Institute of Modern Languages Research
What is Modern Languages Research?
Introduction, statements and definitions
Catherine Davies (IMLR); Charles Forsdick (Liverpool, AHRC); Charles Burdett (Bristol); Nicola McLelland (Nottingham)
A pilot workshop to discuss what constitutes Modern Languages as a disciplinary field and the defining features of Modern Languages research as practised in the UK.
The workshop continues the strategic objectives of several prominent studies and reports, initiated in 2008 with the post-RAE LLAS Subject Centre's 'Research Review in Modern Languages'; Michael Worton's 2009 review 'Modern Foreign Language Provision in Higher Education in England'; the 2011 IGRS-MHRA Debate 'The Future of UK Modern Languages'; the British Academy's four-year programme launched in 2011, resulting in reports and initiatives such as 'Lost for Words. The Need for Languages in UK Diplomacy and Security', 2013; 'Languages: The State of the Nation', 2013; 'Multilingual Britain', 2013; 'born Global. Rethinking Language Policy for 21stC Britain', 2014, and the Language Festival launched in partnership with The Guardian in 2014; the 'Manifesto for Languages' by the All-Party Parliamentary Group on Modern Languages, 2014, and the AHRC's strategic priority to articulate the value and importance of language-led research, as demonstrated in its Translating Cultures theme and its Open World Research Initiative.
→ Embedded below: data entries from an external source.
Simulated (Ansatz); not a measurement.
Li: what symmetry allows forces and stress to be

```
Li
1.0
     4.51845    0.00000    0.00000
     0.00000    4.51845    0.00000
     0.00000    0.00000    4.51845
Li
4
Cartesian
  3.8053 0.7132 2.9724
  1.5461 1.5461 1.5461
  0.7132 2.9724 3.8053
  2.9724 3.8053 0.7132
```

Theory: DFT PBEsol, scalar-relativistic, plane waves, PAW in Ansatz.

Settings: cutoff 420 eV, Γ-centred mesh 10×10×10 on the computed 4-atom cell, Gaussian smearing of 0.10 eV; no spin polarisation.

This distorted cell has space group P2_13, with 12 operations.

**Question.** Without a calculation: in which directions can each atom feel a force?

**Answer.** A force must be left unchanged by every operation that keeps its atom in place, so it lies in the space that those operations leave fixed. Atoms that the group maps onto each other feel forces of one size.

The workshop will provide a space for informed discussion and debate among Modern Languages researchers based in the UK>. Modern Language researchers from other European countries, with different and distinctive disciplinary traditions and methodologies, will be invited to provide a comparative perspective and to give an external view on the specificities of UK Modern Languages research. Similarly, speakers from cognate disciplines such as English, history, linguistics will provide contrasting perspectives.
In the 2014 REF, Modern Languages research was assessed as a single disciplinary field. The proposed workshop aims to reflect on this experience and asks (following Worton): What is Modern Languages research and scholarship? How might Modern Languages research inspire the next generation?